On arrival everyone was welcomed by the Chairman of the KC Field Trials Committee. It had taken about 15 minutes to drive form the main House up to the Gundog event, but then we all got back in our vehicles and drove another 10 minutes up to the moor (What wouldn’t I give for a “back garden” as huge as that!!!)The tasks set for the first part of the assessment were (one dog at a time) :
- Hunt-up over excessively rough and tussocky moorland (heather, new bracken, tall white grass tussocks and bog!)
- Recall to handler
- Mark with pistol shot.
This was the part of the assessment for judging the spaniel and/or HPR attributes as far as I could tell.
We all then move to a slightly easier piece of terrain … grass, bracken and heather, but not tussocky.
Two dogs at a time time were called forward and were sat up each side of the ‘organiser’. They were allowed to be on the lead. Three dummies were thrown out into the area by a thrower ‘hiding’ in the corner of a spinny about 35-40yds down the slope. The handlers were told that these were ‘marks’ but this wasn’t really so of course, as the second one was not really a ‘mark’ but a ‘go-back’. It wasn’t explained why three dummies were thrown out for two dogs! One handler sent his/her dog and the second had to wait until the first dog returned with the dummy (or not!) to send his/her dog. Some ‘second dogs’ had to wait quite a while!
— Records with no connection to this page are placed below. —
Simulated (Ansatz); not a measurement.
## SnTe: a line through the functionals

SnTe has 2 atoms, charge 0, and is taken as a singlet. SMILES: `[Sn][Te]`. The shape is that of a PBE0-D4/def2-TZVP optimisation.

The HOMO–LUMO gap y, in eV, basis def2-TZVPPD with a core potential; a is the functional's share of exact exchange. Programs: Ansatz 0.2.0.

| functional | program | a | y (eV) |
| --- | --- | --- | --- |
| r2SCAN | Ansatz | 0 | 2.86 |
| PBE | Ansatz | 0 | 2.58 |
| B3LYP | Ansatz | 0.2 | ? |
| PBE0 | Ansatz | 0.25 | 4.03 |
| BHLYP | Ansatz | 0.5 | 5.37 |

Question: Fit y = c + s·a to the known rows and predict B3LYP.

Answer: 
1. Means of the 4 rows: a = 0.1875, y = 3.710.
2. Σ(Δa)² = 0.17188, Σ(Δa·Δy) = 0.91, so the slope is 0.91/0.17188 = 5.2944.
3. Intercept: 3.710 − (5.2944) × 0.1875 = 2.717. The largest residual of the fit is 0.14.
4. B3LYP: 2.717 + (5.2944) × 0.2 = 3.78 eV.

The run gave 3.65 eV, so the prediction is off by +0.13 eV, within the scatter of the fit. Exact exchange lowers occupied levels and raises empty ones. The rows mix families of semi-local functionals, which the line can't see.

After this stage of the assessment up on the moor everyone drove back down to the HQ tent for lunch, chat and discussion. The entry to the field was fun (if you had 4×4!!) as it was about a foot deep in thick slushy mud! Going in was OK but coming out, up hill, was very dodgy sliding about as the gate posts were very substantial ones made of stone!! Not a venue for the car-proud or the 2×2!!
The morning session had taken far longer than expected (due to various reasons I won’t go into!) so sadly I was unable stay for rest of the afternoon as I had over a three hour journey ahead of me. However after lunch, the dogs were assessed on water retrieves which, I understand, were impressive …. no surprise there then!!!
It was a great day in a fabulous venue and I thoroughly enjoyed meeting a group of friendly and welcoming people. I learnt quite a lot more about the breeds and found everyone very willing to talk about their breed and their dog(s). Well done to all those dedicated SWD and Lagotto Romagnolo owners who are determined to keep their breeds in the Gundog Group. Only by getting out there and working our (minority breed) gundogs in the field will we be justified in demanding they be included in the Gundog Group. It will be interesting to see in which of the gun dog sub-groups these two breeds will be placed. Watch this space!!
This also applies to the barbet of course, which is why I was interested in attending the day, and should be borne in mind for the future.
NOW is the time that barbet ‘breeders’ and owners should be training their barbets in gundog work even if they do not want to go on a shoot. In my opinion there should be a decision (ahead of any application for breed recognition) on which sub-group the barbet should be placed in. If this decision is not taken, a similar day to the one I witnessed might be needed and the barbet might end up like the Kooikerhondje, and no longer be classified as a Gundog. Surely we owe the barbet more than that? If not, nobody has any business promoting the barbet as a working gundog which continues to happen at the moment in spite of the tiny number of barbets actually trained as working gundogs!!!